The Davos Forum in January each year is “the place where to be” for some 3,000 prominent figures in the economic, financial and political fields from 90 countries.
Tunisian Prime Minister Youssef Chahed was invited by the president of the Davos Forum and it is for the second time that he finds himself in the big leagues, approached by major media such as CNN.
He was engaged in the favorite sport of almost all the great personalities present, the “speed dating”, between two assignments or two panels of the Forum in order to optimize this presence in the higher global political and economic spheres.
The opportunity is thus provided for the Tunisian Prime Minister to lobby for his country, dispel doubts about the prospects of ending the crisis, plead the Tunisian cause, explain the importance of 2019 as a pivotal year in the process of political and economic transition and especially to sensitize the partners of Tunisia to redouble efforts to support it on the path of the success of its dual political and economic process.
It is true, however, that Tunisia’s partners are already starting to get impatient and are telling it to the Prime Minister.
In fact, speaking on Tuesday during one of the multiple panels, Youssef Chahed announced the reforms undertaken by his government to improve the investment climate.
He ended by saying, while mentioning the socio-political situation: “we are living a period of transition, since 2011, and the political transition has a cost, because the economy has been suffering for 5 years, and we must not forget that we have suffered terrorist attacks.

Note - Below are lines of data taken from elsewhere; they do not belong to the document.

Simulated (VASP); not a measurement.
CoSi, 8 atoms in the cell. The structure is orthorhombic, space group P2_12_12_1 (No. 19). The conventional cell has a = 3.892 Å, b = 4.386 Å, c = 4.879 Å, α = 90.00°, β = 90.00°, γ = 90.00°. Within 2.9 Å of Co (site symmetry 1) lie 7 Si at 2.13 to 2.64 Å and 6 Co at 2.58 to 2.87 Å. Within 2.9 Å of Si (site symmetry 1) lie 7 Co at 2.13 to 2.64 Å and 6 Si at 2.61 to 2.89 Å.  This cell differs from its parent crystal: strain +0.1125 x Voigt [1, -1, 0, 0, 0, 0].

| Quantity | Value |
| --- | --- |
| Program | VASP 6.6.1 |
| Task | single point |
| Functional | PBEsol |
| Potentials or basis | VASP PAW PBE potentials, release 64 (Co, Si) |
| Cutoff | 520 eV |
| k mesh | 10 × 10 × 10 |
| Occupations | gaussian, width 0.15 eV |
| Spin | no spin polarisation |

It must be considered that it remains possible to manage this cost.
And the moderator of the panel to challenge him: “this story is repeated at each session in Davos.” This is to say that Tunisia will have more and more trouble attracting the sympathy of Western democracies.
The mere fact of having become the only democracy in the Arab world or of being behind the so-called “Arab Spring” will no longer suffice to claim help in getting out of the political and economic slumps, where year by year, refusing to give top priority to the economy to stay on international radar, cooperation and investment.
It also means the reframing that Tunisia will have to make of its image, damaged by the political disputes for plums and by the devastating strikes and without any consideration on the cost of these movements, made in the name of the democracy for which the West congratulated it for a while, and on its chances of getting out of the economic and financial crisis.
Substance, thanks to meetings difficult to cumulate in such a short time
However, the Prime Minister does not give up and always embark his staff to preach the good word for his country, hence this brief presence at the Davos Forum.
He met briefly with the Algerian Foreign Minister, the Egyptian Prime Minister, two rather formal meetings, for example with his Egyptian counterpart, with whom there was a brief friendly discussion on football, before returning to serious matters.
Serious things, such as with German Chancellor Angela Merkel who confirmed the support of Germany, a country with which cooperation is most supported and the help is more concrete for the Tunisian economic transition.
This is the same with the president of AfDB to raise his awareness of the importance of support by the African Development Bank for foreign investment in Tunisia.
Akinwumi Adesina said the AfDB is preparing a major program to help create 25 million jobs in African countries and that Tunisia will have a lion’s share.
Or also the European Commissioner for Neighborhood Policies, Johannes Hahn. On the same day, the same Commissioner announced a budget of € 305 M for the economic, political and social inclusion of young Tunisians.
On the last day of his participation in the Davos Forum, Chahed confirmed to an African panel on the “African agenda” Tunisia’s interest in Africa and its willingness to be a commercial platform to develop its exchanges with Europe. He took the opportunity to launch an investment call for those targeting Africa or vice versa.
This means that the actual 24 hours of the Tunisian PM’s visit to Davos Forum have been well used and the seven high-level meetings that have been held have been optimized to reframe the image of Tunisia, a country that is doing what it can to get out of the crisis and that need to be continuously supported, through bilateral cooperation and investment, both economic and human.